You are viewing a plain text version of this content. The canonical link for it is here.

Posted to user@pig.apache.org by abhishek dodda <ab...@gmail.com> on 2012/10/16 05:47:41 UTC

Pig optimization rules

hi all,

I am trying to learn and implement pig optimization rules, Can any one help
me understanding below properities.

The amount of memory allocated to bags is determined by
*pig.cachedbag.memusage;
the default is set to 20% (0.2) of available memory.* Note that this memory
is shared across all large bags used by the application.

*Which memory is this ?? 20% which memory is allocated.*

Which factor to be considered to set number of number of reducers to a
outer join query with replicated.
Will increasing number of reducers in a outer join query improve the
performance ??

Regards
Abhi

Re: Pig optimization rules

Posted by abhishek dodda <ab...@gmail.com>.

Hi Thejas,

Thanks for reply.
Which factor to be considered to set number of number of reducers to
a outer join query with replicated,Will increasing number of reducers in a
outer join query improve the performance ??

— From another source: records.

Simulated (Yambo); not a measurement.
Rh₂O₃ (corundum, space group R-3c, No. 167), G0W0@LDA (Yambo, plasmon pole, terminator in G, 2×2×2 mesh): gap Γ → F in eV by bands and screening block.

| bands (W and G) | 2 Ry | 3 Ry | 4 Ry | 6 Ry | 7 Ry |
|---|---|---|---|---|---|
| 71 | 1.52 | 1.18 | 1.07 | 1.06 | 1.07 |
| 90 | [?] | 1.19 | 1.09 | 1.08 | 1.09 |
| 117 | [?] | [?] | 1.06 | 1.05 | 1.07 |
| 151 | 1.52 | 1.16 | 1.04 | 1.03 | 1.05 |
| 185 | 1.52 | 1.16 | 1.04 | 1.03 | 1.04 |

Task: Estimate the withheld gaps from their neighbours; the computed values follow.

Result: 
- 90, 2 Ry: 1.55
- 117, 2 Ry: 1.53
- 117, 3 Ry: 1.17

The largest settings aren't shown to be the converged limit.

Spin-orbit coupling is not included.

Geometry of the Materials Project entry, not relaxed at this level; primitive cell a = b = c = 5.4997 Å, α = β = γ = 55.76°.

Yes, it should increase performance. One thing to watch is for skew among
the reduce runtime. If the reduce runtimes are very skewed, you might want
to consider skew join.

I have some questions

1) I got your answer.But question here is* REDUCER NUMBER * what should i
consider to fire number of reducers.

example :

 A = JOIN B BY ID LEFT OUTER,C BY ID using 'replicated' parallel ??,  *<
------------ How do i select this number.*
*
*
2) What is the importance of this property
*mapred.job.reduce.markreset.buffer.percent
, *How does it effects the performance and what is the optimal value for
this parameter.

3) I have read that *Bloom Filter *in pig 0.10 effects the join
performance, How efficient is Bloom filter compared to Replicated join.Can
Bloom filter be applied for Outer join.

Regards
Abhishek

On Tue, Oct 16, 2012 at 10:04 PM, Thejas Nair <th...@hortonworks.com>wrote:

> On 10/15/12 8:47 PM, abhishek dodda wrote:
>
>> hi all,
>>
>> I am trying to learn and implement pig optimization rules, Can any one
>> help
>> me understanding below properities.
>>
>> The amount of memory allocated to bags is determined by
>> *pig.cachedbag.memusage;
>> the default is set to 20% (0.2) of available memory.* Note that this
>> memory
>>
>> is shared across all large bags used by the application.
>>
>> *Which memory is this ?? 20% which memory is allocated.*
>>
>
> This is 20% of the map/reduce task available memory, ie the jvm maximum
> memory limit.
>
>
>  Which factor to be considered to set number of number of reducers to a
>> outer join query with replicated.
>> Will increasing number of reducers in a outer join query improve the
>> performance ??
>>
>>
> Yes, it should increase performance. One thing to watch is for skew among
> the reduce runtime. If the reduce runtimes are very skewed, you might want
> to consider skew join.
>
> -Thejas
>
>

Re: Pig optimization rules

Posted by Thejas Nair <th...@hortonworks.com>.

On 10/15/12 8:47 PM, abhishek dodda wrote:
> hi all,
>
> I am trying to learn and implement pig optimization rules, Can any one help
> me understanding below properities.
>
> The amount of memory allocated to bags is determined by
> *pig.cachedbag.memusage;
> the default is set to 20% (0.2) of available memory.* Note that this memory
> is shared across all large bags used by the application.
>
> *Which memory is this ?? 20% which memory is allocated.*

This is 20% of the map/reduce task available memory, ie the jvm maximum 
memory limit.

> Which factor to be considered to set number of number of reducers to a
> outer join query with replicated.
> Will increasing number of reducers in a outer join query improve the
> performance ??
>

Yes, it should increase performance. One thing to watch is for skew 
among the reduce runtime. If the reduce runtimes are very skewed, you 
might want to consider skew join.

-Thejas